Friday, May 13, 2011

A Mosaic Bridge.

I go back to Canada in 9 days!! So this will be my last blog because we will just talk face to face about this stuff the next time. It has been an incredible year in Mozambique and I am so thankful you wanted to share it with me. Before I end this whole blog thing though, I got to write about what has been bouncing around in my head. So here are some final thoughts about the human heart. (Hahaha I always talk about this, but it’s just so interesting to me. I promise I will soon tell you some amazing Mozambique stories about cultural blunders, robberies, and run-ins with the law, but for now bare with me.)

Do you ever feel like you’re all scrambled up? It isn’t that you’re confused; rather you get the sense that you’re all broken up inside and parts of you are only partially there. The rest of you isn’t lost; it’s just somewhere else in a different time. The rest of you seems to almost linger in the many places you called “home”, and endure with the faces you call “friend”. Well, I know I get this deep sense and it’s been with me for many years now.

Sometimes I get frustrated with it, wishing that all of me could be simple, from one place, and present. Sometimes I get unthankful with today, wishing I could be in the places of the past along with its precious faces. These feelings are normal, and I think I’m not alone in this. As normal as they may be though, they can hold us back; and distance us from those around us.

What’s more is that I know these feelings have foolish and unthankful origins. I know my frustration is littered with foolishness ignoring the good that came of being in these places. I know my nostalgia is wrought with unthankfulness, blind to the blessings and opportunities of today. I also know that both of these are fueled by selfishness. If somehow though, my heart could be changed these broken pieces, scrambled in different places and times, could make sense.

If I start with thankfulness, this scrambled sense becomes more of a mosaic. An artist brings together what doesn’t naturally seem like it should be side by side. It was all broken up once, but he put the pieces together and it becomes a beautiful piece of artwork. I think that if we can value each piece, being thankful for each one, we can also be like mosaics. What were just scattered and broken pieces of experiences, places, and people become incredibly unified and somehow they work together. Somehow it’s art; it’s beautiful.

I dare to say that you are just like me. I think that we all feel like parts of us are somewhere else with other people. Even if you haven’t traveled or moved a lot I imagine you have the same sense. I think its human it’s not just an anomaly felt by Diasporas. There is a measure if dissonance in everyone that each one has to grapple with, and each tries to figure out how to bring it together. I know, though, that I’m an awful artist so I think I’ll let the Master artist do His work.

There is a part in the Bible that talks about the different events in a human’s life and each event has a specific time to be done and the passage concludes with this… “He has made everything beautiful in its time…” Ecclesiastes 3:11. I look back at the timing of travels, experiences, and opportunities and it is beautiful. Although sometimes it seemed all scrambled up, I now know He was just making a mosaic.

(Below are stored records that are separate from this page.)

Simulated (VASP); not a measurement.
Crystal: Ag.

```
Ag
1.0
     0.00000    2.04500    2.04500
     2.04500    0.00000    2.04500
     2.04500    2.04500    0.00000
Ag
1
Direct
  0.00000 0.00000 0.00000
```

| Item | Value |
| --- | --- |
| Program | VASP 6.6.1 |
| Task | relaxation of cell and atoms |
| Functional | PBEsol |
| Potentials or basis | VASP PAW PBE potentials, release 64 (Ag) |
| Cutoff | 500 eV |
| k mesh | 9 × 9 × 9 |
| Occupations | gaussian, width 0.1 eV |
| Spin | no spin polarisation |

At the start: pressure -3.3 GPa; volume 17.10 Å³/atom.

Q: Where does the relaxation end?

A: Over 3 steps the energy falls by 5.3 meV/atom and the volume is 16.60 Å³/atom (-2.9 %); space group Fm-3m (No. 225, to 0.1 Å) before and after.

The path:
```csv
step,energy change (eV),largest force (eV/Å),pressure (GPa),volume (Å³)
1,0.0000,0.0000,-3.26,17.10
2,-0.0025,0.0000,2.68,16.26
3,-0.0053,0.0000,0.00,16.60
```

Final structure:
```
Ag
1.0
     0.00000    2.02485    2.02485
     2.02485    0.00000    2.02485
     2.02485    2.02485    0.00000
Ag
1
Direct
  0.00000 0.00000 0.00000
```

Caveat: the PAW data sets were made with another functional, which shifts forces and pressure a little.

I was thinking about this the other night and I couldn’t sleep because I know my heart isn’t just supposed to be a mosaic. There has to be something more. I realized that the mosaic is neat, but there is another unresolved issue, distance between people! How do we get closer to each other? You see, I have to figure out how to be relevant to those presently near me, knowing that the trajectory that brought me to where I am and the trajectory of those around me are uniquely different. Being a mosaic is cool, but what does it matter if I am a mosaic but alone?

Well, I think that if love replaces selfishness in our hearts the distance between us disappears. In some way, we can be bridges, connecting each other to innumerable experiences, places and faces unique to each of us. I think we connect with others not because of commonalities in our experiences, places, and faces but because of love despite and through our differences.

I am realizing that we can have a mosaic bridge between each other no matter how far or how distant. At the deepest level though I know the most beautiful mosaic bridge is from the very Heart of God to yours. Oh! I pray that somehow my Artist would gather all that is broken and scattered about me and make a rickety old mosaic bridge from His Heart to yours.

Some may have never thought about God having a heart, well He does and it’s a thrilling adventure to be connected to His heart. The verse above isn’t complete, here is the rest: “He has made everything beautiful in its time. He has also set eternity in the human heart; yet no one can fathom what God has done from beginning to end.” (Ecclesiastes 3:11)

I have learned that the greatest adventure isn’t going to Africa; it’s knowing the heart and deeds of God.

Thank you so much for reading this blog.

Your friend, Jer.

1 comment:

  1. Que fascinante! Gostei muito! Você consegue transmitir o que nós como filhos de missionários sentem fortemente, "broken pieces" e realmente só Deus o Grande Artista pode nos tornar em um lindo mosaico nos dando um propósito Eterno fixado em nossos corações. Very well thought out, very well written. Praise God for you life and witness! You can count on one more partner in prayer.